McSpotlight Internet site accessed 2.2 million times in week following verdict.

This is interesting as it highlights how the internet has allowed two people’s struggle with a makor corporation to be known globally. Without this exposure they wouldn’t have been able to spread the message or support.

The most amazing part of the site is the press page which links to the documentary as well as other pages that inform the public on the situation. This site is important because the media’s job is to inform but the internet allowed these two citizens to spread their message regarding intimidation of major companies, the lying of the media and advertising and basically allowing the public to be informed of the TRUTH!

One of the most recent mentions of this caseis in the article in the Business section of the Financial Post, oddly enough in relation to Julian Assange and the wikileaks. It makes sense as both are seen as going against a major power and are simply trying to spread the truth. The article also mentions the use of technology.

 We spoke about how technology has changed the way the media cover stories. We then talked about how technology is changing the way in which lawyers can react to such stories.

Julian Assange is quoted –

“Everyone makes this covenant with the state, that we allow them to have secrets so that they can better rule in our interests. Of course, that’s a covenant which has got to be policed.”

The Julian Assange case mirrors similar aspects of the McLibel case which the writer notes later:

Mr. Stephens has worked on a broad range of freedom of speech issues over the years. Some of his notable cases include successfully defending an artist who reproduced British bank notes in contravention of British law, representing James Hewitt with regards to allegations of his affair with Diana, Princess of Wales, and advising Helen Steel and David Morris — the so-called “McLibel Two” activists who were sued by McDonalds after publishing a pamphlet critical of the company.

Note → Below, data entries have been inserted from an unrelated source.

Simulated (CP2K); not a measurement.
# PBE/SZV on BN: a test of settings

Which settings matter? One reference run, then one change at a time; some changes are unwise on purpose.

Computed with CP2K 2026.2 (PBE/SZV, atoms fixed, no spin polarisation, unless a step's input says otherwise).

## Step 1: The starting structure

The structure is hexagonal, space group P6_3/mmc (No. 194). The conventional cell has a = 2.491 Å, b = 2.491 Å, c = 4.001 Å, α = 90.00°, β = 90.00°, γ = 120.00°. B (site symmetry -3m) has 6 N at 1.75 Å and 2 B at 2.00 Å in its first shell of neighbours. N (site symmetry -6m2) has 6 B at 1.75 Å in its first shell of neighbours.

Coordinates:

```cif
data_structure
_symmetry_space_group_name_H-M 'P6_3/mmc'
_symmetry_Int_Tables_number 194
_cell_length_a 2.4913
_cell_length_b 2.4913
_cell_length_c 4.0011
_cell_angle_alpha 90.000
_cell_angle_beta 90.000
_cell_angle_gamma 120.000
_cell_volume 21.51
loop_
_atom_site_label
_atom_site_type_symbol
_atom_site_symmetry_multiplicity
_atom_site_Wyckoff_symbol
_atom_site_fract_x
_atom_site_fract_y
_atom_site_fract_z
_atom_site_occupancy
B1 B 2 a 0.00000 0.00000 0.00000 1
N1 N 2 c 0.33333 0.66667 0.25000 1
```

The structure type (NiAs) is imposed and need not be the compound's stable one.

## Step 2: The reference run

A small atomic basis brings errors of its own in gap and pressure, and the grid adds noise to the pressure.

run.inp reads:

At the time of the case the New York Times covered the international issue labelling it as ‘Britain’s Big ”McLibel Trial” Its McEndless Too’. The writer seems fairly hostile towards the case, the first line making it fairly obvious:

Even after two grueling, often grindingly tedious years, the case popularly known as the McLibel trial is very much a study in extremes

The article seems very unimpressed with the case using words such as ‘unamused’ in relation to McDonalds. Stories that could be written could be from the public perspective, the health aspect. The big scary company vs the two underdogs is somewhat portrayed in the documentary. However the case and the situation justifies this.

A good example of media coverage is the CNN international section where they portray Helen and Dave as unemployed activists who got a boost from an ‘epic libel suit’. The bias perspective is obvious from the first sentence. The writer calls the case a ‘Big-Mac bashing quest’. Its clear from the use of language that the writer doesn’t like Helen and Dave but then again, they don’t directly say that McDonalds is better.

In the end the McLibel case is an example of the use of technology spreading the message and allowing the public to participate. Technology allows truth to be spread but there is always the media and the different views telling the public what to think.